Posted by Robert Half Management Resources on Friday, January 9, 2015 - 00:00 | Follow me
Is innovation a strength of your employees? If it is, you’re part of a select group of companies, recent research suggests.
In the Robert Half Management Resources survey, 31 percent of chief financial officers said they consider their staff members very innovative. Most CFOs felt their staff are generally adept in this area but also noted room for improvement.
Following are eight tips to foster a creative work environment and ensure innovation is a strength of your team.
1. Build an idea-friendly culture.
Make innovation a staple of your corporate culture, starting with the hiring process. When staff members at all levels feel empowered and actively participate in solving the company’s challenges, they have an emotional stake in the firm’s success and tend to be more creative.
The survey results also suggest firms recognize this need and are taking a number of steps to foster innovation. For example, the majority of CFOs said their companies provide their employees additional training and offer rewards for successful new ideas.

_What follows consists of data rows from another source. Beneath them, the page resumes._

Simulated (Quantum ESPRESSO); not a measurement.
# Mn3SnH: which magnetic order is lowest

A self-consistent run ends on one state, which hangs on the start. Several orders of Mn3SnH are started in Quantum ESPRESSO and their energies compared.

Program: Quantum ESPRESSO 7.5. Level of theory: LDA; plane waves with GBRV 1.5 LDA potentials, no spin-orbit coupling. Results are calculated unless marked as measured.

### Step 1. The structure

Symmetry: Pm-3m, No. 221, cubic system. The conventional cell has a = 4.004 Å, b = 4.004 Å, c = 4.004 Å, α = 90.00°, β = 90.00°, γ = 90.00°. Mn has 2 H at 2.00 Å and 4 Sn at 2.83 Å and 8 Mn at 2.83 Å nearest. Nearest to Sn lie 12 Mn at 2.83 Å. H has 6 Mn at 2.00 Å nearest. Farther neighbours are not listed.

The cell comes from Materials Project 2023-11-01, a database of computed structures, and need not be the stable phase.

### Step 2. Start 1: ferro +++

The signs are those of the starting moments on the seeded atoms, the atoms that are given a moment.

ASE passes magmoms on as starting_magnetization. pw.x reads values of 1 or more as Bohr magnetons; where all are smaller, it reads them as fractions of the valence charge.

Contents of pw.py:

2. Break down bureaucratic barriers.
In a previous Robert Half survey, nearly one in four CFOs cited too much bureaucracy as the greatest obstacle to innovation at their organization. Look for ways to streamline processes. In addition to slowing down the creative process, red tape can demoralize staff and inhibit the flow of new ideas.
3. Make sure finance has a voice – and the organization listens.
Your accounting and finance staff enjoy a unique perspective. Make sure they’re able to use it to contribute across the organization. For example, accounting and finance professionals can use their business analytics skills to spot organizational inefficiencies and identify new areas for growth.
“(Research) from the Chartered Institute of Management Accountants (CIMA) and the American Institute of CPAs (AICPA) finds that management accountants, led by the CFO, play a vital and growing role in driving advancements at some of the world’s most innovative companies,” noted CGMA Magazine. “In those businesses, the CFO and finance team are deeply embedded in the process of innovation and have a clear framework to let new ideas take shape.”
4. Brainstorm constructively.
When discussing new ideas, let them flow at breakneck speeds. The time to critique and then perfect them will come later. Ask staff to build on colleagues’ ideas – not tear them down – and ensure collaboration rules over competition.
5. Encourage breaks.
When employees are consistently overworked, there likely will be more “uh-oh” than “a-ha!” moments. Make sure staff aren’t so buried in their to-do lists they don’t have time for creative thinking.
6. Set the right example.
Your team will take their cue from you, so make sure you’re regularly proposing fresh ideas. Monitor current business and industry trends and best practices, and share your findings with staff.
Don’t be afraid to mix things up, and give personnel the freedom to do the same. Listen to music, watch a funny video, talk to people from other parts of the company – anything to break you out of your routine and provide a fresh outlook on issues affecting your department and firm.
7. Tap an outside perspective.
For an infusion of new ideas, consider engaging an external expert. Consultants offer independent opinions without being hindered by internal politics or having to do something a certain way because that's how it's always been done.
Companies also benefit from the wisdom these professionals have cultivated through success and in different environments. “Consultants,” said Paul McDonald, senior executive director of Robert Half, “can be engaged to bring specialized skill sets and insights shaped by best practices learned from diverse experiences, companies and industries.”
8. Say “thank you.”
Letting people know you appreciate their work will both motivate them and reinforce the type of creative thinking you expect from staff members. Note the fruits of employee suggestions. Even thoughtful proposals that couldn’t be implemented or were transformed along the way should be praised.
What steps do you take to keep your company’s innovation engine running?